Rockwell Automation Inc said on Tuesday that 2009 will be a challenging year for the manufacturing solutions provider, with profits expected to fall 18.5 per cent by the end of the fiscal year, according to a report from Reuters.

The group has been full of tumultuous news of late, with an announcement last month that it would cut 2 per cent or 600 of its administration and sales staff, and the most recent local announcement this week that it will streamline its Australian distribution model from the current 27 outlets country-wide to only two companies next year.

According to Reuters, Rockwell expects recessionary conditions to worsen in Europe and the United States, but is hoping this doesn’t affect Asia and Latin America — which produce the bullk of the world’s manufacturing centres — too much.

“Where we’re now thinking we’ll see some growth in Asia, some growth in Latin America, if there’s a very deep European and U.S. recession, that could bring those growth rates negative,” said Rockwell chief executive Keith Nosbusch in a phone interview with Reuters.

Rockwell will release its fourth quarter 2009 financial results in a meeting with board members this Thursday 13th November.
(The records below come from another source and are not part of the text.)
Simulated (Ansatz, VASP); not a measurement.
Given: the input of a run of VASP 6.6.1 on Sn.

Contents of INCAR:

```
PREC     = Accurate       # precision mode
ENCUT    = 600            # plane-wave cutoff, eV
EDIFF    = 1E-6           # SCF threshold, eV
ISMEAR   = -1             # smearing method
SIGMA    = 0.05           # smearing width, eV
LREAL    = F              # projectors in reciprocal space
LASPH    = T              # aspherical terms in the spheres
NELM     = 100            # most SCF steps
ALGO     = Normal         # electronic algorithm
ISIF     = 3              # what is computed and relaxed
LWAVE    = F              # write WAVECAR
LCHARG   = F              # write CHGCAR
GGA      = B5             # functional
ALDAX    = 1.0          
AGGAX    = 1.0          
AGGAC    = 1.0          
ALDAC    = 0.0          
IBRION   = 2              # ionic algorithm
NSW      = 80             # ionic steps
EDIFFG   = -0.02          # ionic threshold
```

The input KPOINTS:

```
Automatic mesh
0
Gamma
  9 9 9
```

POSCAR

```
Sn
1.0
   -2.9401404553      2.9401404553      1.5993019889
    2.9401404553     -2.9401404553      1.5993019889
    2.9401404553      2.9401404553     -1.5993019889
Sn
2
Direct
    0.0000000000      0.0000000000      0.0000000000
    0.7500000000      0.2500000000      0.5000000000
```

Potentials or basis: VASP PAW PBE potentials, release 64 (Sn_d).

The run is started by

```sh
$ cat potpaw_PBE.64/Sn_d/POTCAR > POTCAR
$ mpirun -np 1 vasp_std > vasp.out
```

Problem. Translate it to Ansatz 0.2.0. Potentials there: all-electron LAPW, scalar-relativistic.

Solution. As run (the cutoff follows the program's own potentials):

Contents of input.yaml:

According to an analyst on Monday, Rockwell’s plan to slash staff has provided a positive outcome for the multinational.

“Since the company started bringing down their numbers in the middle of the year, it seems like their planning since that point has been pretty good,” said an analyst from New York, as quoted by Reuters.

“That should give investors some level of comfort — as much as you can have right now — that they are trying to take every potential headwind into account.”